Bautain's emphasis and radicalisation of the idea, belonging to the Fathers and to Augustine in origin, that the Christian religion is the only true philosophy, raised many eyebrows. The bishop of Strasbourg, Monsignor Le Pappe de Trévern, would officially ask him to subscribe, in 1835 and 1840, to some anti-fideist theses (cf. DH 2751-2756); some years later it would be the Congregation of Bishops and Religious Order, in a document dated April 26, 1844 (cf. DH 2765-2769), to ask him to accept a few theses in order to amend his errors. Following the illuminating theology courses held by G. Perrone (1794-1876) at the Roman College, and thanks to the stimulating correspondence with J.A. Möhler (1796-1838), Bautain realised more clearly that some of his thoughts betrayed a burning and rather unbalanced zeal, advocating rather too strenuously the rights of faith against the assaults of rationalism. From that time onwards, having truthfully recognised his mistake concerning the inability of reason to attain certitude in metaphysical and religious matters, he would not -more accurately- affirm anything but the "irreducible specificity" of the knowledge of faith.

The attempt made by Bautain was no doubt a daring one. Although his plan to replace the philosophical systems taught at the time with a "Christian philosophy," both in the universities and the ecclesiastical schools, simply comes under the name of "fideism", the pejorative connotation surrounding this definition -evoking an irrational kind of faith and the Church's condemnation- probably does not fully do it justice. If we consider the elucidations that he received and accepted, and what more specifically pertains to the fideists' error (see below, III), also in relation with his career and with the development of his thought as a whole, we should more exactly speak of his "fideistic feeling," rather than of his fideism (cf. Poupard, 1961, pp. 171-226). Bautain is often associated with the image of a person denying the natural knowledge of God and the rational dimension of the act of faith, which led to the Church's condemnation of his ideas seen as a gateway to skepticism. This view is more or less accurate from a historical point of view, but it may be defined more precisely. An analysis of his own writings, as well as the substance of his controversy with Monsignor de Trévern call for a more careful and balanced opinion.
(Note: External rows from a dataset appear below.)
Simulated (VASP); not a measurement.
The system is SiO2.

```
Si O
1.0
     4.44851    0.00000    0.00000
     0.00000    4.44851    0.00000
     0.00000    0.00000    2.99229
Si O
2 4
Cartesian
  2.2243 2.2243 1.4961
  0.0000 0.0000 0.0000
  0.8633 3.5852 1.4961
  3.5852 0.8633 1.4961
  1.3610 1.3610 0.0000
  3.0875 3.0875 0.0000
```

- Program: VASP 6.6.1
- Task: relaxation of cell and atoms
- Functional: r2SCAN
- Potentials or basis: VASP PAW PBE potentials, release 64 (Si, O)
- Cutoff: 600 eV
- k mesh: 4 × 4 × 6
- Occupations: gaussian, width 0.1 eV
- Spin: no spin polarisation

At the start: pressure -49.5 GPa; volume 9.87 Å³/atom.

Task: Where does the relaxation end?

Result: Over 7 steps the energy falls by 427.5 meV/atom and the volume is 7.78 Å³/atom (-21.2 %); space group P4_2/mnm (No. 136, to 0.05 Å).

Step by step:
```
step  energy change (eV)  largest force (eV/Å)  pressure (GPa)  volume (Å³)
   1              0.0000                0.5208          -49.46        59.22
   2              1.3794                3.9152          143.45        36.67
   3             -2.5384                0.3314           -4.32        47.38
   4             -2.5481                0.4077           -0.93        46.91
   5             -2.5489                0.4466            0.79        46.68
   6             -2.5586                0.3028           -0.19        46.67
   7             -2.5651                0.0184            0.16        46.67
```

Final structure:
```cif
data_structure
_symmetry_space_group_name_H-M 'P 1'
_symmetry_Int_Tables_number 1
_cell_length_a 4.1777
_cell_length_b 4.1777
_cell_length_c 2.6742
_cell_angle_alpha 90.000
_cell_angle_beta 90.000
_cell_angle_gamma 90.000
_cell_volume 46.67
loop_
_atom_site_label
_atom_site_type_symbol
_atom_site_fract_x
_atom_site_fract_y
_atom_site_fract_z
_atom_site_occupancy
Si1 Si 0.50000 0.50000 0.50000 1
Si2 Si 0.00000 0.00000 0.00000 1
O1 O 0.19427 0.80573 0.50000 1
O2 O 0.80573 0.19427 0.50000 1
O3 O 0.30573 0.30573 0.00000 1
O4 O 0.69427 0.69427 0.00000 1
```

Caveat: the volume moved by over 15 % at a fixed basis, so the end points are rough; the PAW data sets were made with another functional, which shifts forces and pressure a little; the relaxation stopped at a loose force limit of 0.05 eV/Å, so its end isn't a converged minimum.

Bautain's "fideistic feeling" is a combination of his anti-rationalism, of some aspects of traditionalism, as well as the influence of romanticism and also of a profound mystical insight. In a letter addressed to the Master of the Strasbourg Academy following his suspension from teaching in June 1822, he wrote: "when speaking about God, it is not so much a case of demonstrating the impossibility of his non-existence, as of making one feel that he is there (Fr. il s'agit de faire sentir qu'il est )." The experiential dimension, and thus also the mystical one, is a central element for him. He wants knowledge to be based on real experience. It is not the experience of a realism referring to a purely objective truth, but the experience of a transcendental idealism connected with a self-sufficient philosophy as a form of philosophical and theological apologetics. In this respect, he would show an explicit admiration for Descartes and Kant. Paraphrasing Descartes' cogito, Bautain affirmed, rather, "I feel, therefore I exist," for feeling is deeper than thought and precedes it. He also interpreted Kant's view of confining faith within the scope of practical reason as the only way of protecting it from skepticism. Charmed by Augustine's view in The City of God, where knowledge, wisdom, contemplation and the possession of God are joined in a single enjoyment of love, Bautain's philosophy is in line with the "feeling" of the Romantic age. Its undeniable shortcomings and confusions do not obscure the new insights of his theology of faith. In a pre-Vatican I period, at a time when the dogmatic framework of the links between faith and reason was slowly being elaborated, his thought may have certainly lacked appropriate conceptual tools, but not passionate communicative fervour.

III. The Philosophical and Theological Roots of Fideism

So far we have been examined the main developments of French 19th century theology. However, for a deeper understanding of fideism and of its consequences for the relationship between faith and reason, we now want to present a brief account of the main conceptions of the faith it sprang from and to isolate the ones which were alien to it.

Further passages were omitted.